If you have any additional feedback, it would be much appreciated.

charlesgregory commented 5 years ago

I am the someone from @jblachly 's group. Using the dev binary you posted, I get a lot of error messages like below:

[E::hts_open_format] Failed to open file sample1.bam
[hts-nim] could open 'sample1.bam'
... (repeats for all samples)
[E::hts_open_format] Failed to open file sample20.bam
[hts-nim] could open 'sample20.bam'
must open index before querying

or sometimes this:

[E::hts_open_format] Failed to open file sample1.bam
[hts-nim] could open 'sample1.bam'
... (repeats for all samples)
[E::hts_open_format] Failed to open file sample20.bam
[hts-nim] could open 'sample20.bam'
SIGSEGV: Illegal storage access. (Attempt to read from nil?)

This happens when using too many threads with too many samples it seems. The maximum number of samples I can run with 40 threads without issue seems to be about 20.However the maximum number of samples I can run with 20 threads without issue seems to be about 50. We are trying to run a cohort of about 300 samples.

brentp commented 5 years ago

hi, thanks for following up.

is it possible your file system (presumably NFS or some other network system) limits the number of threads accessing a particular directory or file? Or that you have a low-ish limit (like 1024) on the number of open files?

I'll see if I can extract a more informative message from htslib and propagate that to somalier so you'll have more information.

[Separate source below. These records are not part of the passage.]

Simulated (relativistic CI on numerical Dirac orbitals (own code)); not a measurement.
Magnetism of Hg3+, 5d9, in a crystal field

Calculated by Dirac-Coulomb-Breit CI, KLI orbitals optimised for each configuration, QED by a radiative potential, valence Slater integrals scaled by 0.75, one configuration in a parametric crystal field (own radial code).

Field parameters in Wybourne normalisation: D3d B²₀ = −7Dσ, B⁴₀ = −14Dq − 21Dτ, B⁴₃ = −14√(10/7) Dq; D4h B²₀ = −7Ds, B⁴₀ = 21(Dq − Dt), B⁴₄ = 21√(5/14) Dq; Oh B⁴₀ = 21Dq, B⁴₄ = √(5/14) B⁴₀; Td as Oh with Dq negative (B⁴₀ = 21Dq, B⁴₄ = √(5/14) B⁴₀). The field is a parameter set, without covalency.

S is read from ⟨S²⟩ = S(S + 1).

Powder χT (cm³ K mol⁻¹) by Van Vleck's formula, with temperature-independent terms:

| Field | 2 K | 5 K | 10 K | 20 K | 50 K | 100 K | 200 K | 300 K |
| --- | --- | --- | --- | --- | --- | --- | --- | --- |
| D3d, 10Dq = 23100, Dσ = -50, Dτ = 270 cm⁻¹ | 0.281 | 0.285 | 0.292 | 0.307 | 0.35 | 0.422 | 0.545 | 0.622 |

A minor thing, but I just fixed the error message so that: [hts-nim] could open 'sample20.bam' will now read: [hts-nim] could not open 'sample20.bam'

brentp commented 5 years ago

one way you could get around this is to limit the sites file to the first ~1000 sites (instead of the full 20K) and then run with fewer threads. that will give you a good estimate of relatedness but not take nearly as long to run.

jblachly commented 5 years ago

It looks like your suspicion about limit on open files may be correct. @charlesgregory can provide more details. I am surprised to learn that every thread opens every file (Nopenfiles = t * Nbam) but this seems to be the problem.

Somalier is really useful for screening very large cohorts, but when running with 200-500 samples, I would really love to be able to use more than 2-4 threads (we can bump limits up on our own systems, but when running on shared clusters users may not have control over this).

We agree that the lower-triangular matrix plot was not helpful, whereas the point cloud is very helpful.

brentp commented 5 years ago

I may be able to change the parallelization to get around the requirement of threads * files and still have reasonable performance, but most systems now allow hundreds of thousands of open files, and often millions. I think your best bet is to use a smaller sites file so your job can finish in a reasonable time. I'll see about (getting and) improving the error message for the problem you are encountering.

brentp commented 5 years ago

I had quite a long look at this today and implemented an alternative parallelization (by sample). That would avoid problems you are having but it comes at a cost when there are few samples. Because of this, and the code complexity that would be required to parallelize over both samples and sites, I am going to leave it as it is. I hope this will not be a problem on most systems.

I'm still looking into how to get the error message.

brentp commented 5 years ago

well, actually, I parallelized by sample and it's fast (and simple) enough that I'll probably make that the default in the next release.

brentp commented 5 years ago

Hi, I am attaching a binary that gets around the problem you encountered and has better parallelization, in case you'd like to try it out before the next release.

somalier.gz

brentp commented 5 years ago

I have published a release that resolves this. Thanks again for reporting.